Farmers Forum staff
OTTAWA — A British Columbia senator appointed by Justin Trudeau has questioned the need to exempt grain-drying and barn-heating from the federal carbon tax, as the Senate recently debated a bill to make that change.
Senator Yuen Pau Woo pushed back against Bill C-234, arguing “the value of a carbon tax is greatest when it has few exemptions.” Woo instead suggested other means of supporting the affected operators, during the May 9 exchange in the Upper Chamber. “The traditional remedy for these kinds of problems in economics is price and income support. Why don’t we look to that kind of protection … rather than fiddling with a carbon tax and creating a carve out that might distort incentives away from our combined and collective goal of reducing carbon emissions?” Woo said.
The senator also fretted that if the bill passed, farmers wouldn’t invest their carbon-tax savings in geothermal and solar technology to cut carbon emissions.
Newfoundland and Labrador Senator David Wells, sponsor of the bill through the Senate, disputed Woo’s use of the term “carve out.” Wells said the bill was simply an expansion of existing carbon-tax exemptions for agriculture, such as the tractor fuel and the majority of greenhouse heating costs already free of the charge. The fact that grain-drying and barn-heating were not originally excluded from the Greenhouse Gas Pollution Pricing Act was an “oversight” in need of correction, the Conservative senator said.
C-234 is the private member’s bill of MP Ben Lobb (CON — Huron-Bruce). It’s currently in the Senate after passing all three readings in the House of Commons earlier this year. Canadian farmers have been eagerly awaiting the bill’s passage because the ever-increasing carbon-tax continues to make grain-drying more expensive relative to the American competition. The carbon-tax exemption would expire after 8 years but could be extended with a motion passed in the Commons at that time.

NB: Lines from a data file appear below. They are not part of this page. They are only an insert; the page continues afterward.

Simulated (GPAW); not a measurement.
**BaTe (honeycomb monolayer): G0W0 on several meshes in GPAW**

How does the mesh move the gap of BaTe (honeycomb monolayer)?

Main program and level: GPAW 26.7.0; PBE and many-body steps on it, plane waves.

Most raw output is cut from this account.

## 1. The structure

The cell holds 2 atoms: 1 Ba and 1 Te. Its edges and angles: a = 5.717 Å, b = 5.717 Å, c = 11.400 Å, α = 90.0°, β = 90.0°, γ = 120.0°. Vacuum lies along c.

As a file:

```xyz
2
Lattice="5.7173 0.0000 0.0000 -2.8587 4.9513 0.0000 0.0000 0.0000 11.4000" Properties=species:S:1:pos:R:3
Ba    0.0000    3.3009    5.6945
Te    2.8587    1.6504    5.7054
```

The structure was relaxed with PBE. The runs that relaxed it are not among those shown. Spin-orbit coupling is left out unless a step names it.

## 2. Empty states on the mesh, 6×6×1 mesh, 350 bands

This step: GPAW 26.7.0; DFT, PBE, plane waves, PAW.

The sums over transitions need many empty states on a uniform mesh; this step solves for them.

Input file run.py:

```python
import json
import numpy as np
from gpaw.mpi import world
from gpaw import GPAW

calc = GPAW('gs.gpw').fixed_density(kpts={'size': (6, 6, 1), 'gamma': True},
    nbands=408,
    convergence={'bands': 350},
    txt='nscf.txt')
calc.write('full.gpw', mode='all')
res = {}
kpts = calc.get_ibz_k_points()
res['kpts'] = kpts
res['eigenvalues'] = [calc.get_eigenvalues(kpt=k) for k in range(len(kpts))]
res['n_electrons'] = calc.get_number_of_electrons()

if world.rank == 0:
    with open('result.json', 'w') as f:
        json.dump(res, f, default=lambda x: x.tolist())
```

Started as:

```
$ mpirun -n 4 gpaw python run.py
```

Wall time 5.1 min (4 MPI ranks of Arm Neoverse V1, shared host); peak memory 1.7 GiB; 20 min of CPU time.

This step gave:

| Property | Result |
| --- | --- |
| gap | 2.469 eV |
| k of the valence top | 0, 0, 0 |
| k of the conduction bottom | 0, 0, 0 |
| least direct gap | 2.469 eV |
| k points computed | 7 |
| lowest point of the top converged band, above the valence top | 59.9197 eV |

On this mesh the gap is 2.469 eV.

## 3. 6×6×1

A similar bill died in the Senate when a federal election was called in the summer of 2021.
The Grain Farmers of Ontario estimates that individual farmers could end up paying $50,000 to $70,000 in annual carbon tax by the end of this decade, unless the charge is removed from grain-drying.
Ontario Senator Rob Black, another Trudeau appointee, said the bill wasn’t perfect, “but I believe we need to work diligently to pass this bill as soon as possible before we rise for the summer recess. Our farmers need this relief now for this coming fall’s harvest and for future planning.”